We have been here before, the Winter Olympics, Jamaican bobsleighers, everybody’s favourite underdogs. At the opening ceremony only the hosts received a louder cheer than Jamaica, Marvin Dixon flying the flag, Winston Watts strolling behind – in the same clothes in which they had arrived in Sochi.

That was because their luggage had gone walkabout, another twist in a tale that has more of them than make up the course halfway up a mountain above the town of Krasnaya Polyana, an improbable setting for an improbable story.

This is chapter six of the Jamaican bobsleigh story. It is a thicker volume than many presume, with five successive qualifications for the Games from their 1988 debut, the story that inspired that film. This one bears comparison with any of its forerunners for drama and good old triumph against the odds. They are two of the most high profile athletes in the Games, certainly in the Mountain Village. On Sunday Katie Summerhayes, one of Fridge Kids, and some of her British team-mates had breakfast with them.

“Jamaicans are the most loving, caring guys,” said Watts. “We sometimes flirt a lot. We appreciate everyone in this world. Does not matter who you are, we still going to love you.”

Then again they were not here to flirt. Watts and Dixon want to be seen as proper sportsmen. “We are as serious as athletes as the Swiss, Germans and Canadians,” insisted the 46-year-old Watts. “We are not a bunch of jokers.”

Their Games though have not gone well. On Sunday night they finished 30th and last, 4.41sec adrift of the leaders over the first two runs. Britain’s two-man of Lamin Deen and John Baines finished 23rdand are on course to win a bet with the Jamaicans over who had the better start time. There will be one more run on Monday night as only the top 20 return for the fourth and final one.

But for Watts and Dixon it was about getting here, battling to qualify and to scrape together enough money to finance the trip. A fundraising campaign set the ball rolling and once the word was out that the Jamaicans were back their Olympic Committee jumped back on the bobsleigh bandwagon to pay their travel costs.

This is Watts’ fourth Olympics, a dozen years after his last. After Jamaica failed to qualify for Turin he hung up his sled and moved to the US to become an oilworker in Wyoming. The problem was the temptation down the road, an hour’s drive away: the track in which he had competed in the 2002 Games. Two years ago he lost his job and yielded to temptation.

Injuries scuppered hopes of qualifying a four-man and left him and Dixon, his brakeman and a former sprinter from Kingston, to set off on a long and bumpy road to Sochi. They competed in the North American Cup, managing four top-10 finishes, and then clinched an Olympic place in St Moritz last month.
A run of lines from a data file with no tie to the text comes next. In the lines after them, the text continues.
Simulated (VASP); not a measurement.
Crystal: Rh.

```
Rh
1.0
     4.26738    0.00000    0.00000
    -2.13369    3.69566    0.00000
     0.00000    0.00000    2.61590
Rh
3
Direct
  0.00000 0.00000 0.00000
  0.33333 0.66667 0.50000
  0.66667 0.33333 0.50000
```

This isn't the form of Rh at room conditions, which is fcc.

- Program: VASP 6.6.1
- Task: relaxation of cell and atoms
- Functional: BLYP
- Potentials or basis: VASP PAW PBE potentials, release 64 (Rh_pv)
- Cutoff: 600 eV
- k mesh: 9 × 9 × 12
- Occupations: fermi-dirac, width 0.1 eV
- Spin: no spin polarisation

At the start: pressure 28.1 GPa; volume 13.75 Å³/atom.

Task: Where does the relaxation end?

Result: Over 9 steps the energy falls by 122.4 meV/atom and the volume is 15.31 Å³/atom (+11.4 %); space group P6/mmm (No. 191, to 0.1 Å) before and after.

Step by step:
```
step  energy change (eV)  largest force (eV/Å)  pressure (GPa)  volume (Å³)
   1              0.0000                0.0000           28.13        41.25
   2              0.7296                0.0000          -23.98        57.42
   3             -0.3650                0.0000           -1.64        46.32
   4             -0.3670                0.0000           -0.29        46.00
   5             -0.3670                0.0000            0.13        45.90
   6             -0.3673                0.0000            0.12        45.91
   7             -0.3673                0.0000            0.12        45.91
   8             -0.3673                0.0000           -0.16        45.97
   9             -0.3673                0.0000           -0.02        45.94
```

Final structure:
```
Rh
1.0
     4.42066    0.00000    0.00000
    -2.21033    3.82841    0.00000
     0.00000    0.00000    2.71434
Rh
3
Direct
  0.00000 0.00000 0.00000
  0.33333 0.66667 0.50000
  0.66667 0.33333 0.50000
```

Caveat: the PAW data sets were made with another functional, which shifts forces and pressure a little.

Last night, with Usain Bolt watching on TV, was a different level. They were as loved as ever, the obligatory Bob Marley flag was waved enthusiastically by a Russian fan, and only the home bobs were given a louder cheer. But they struggled to keep up. After the first run they were 2.17sec adrift. Before the second, a ragged run that saw them nearly tip over, Watts’ visor came loose. But they carried on regardless, just as they always have.

“I pulled it down and it just broke,” he said. “I thought ‘I’m not going to stop. I’ll show the world I still have heart.’ We just wanted to come here and show the world we are still alive.”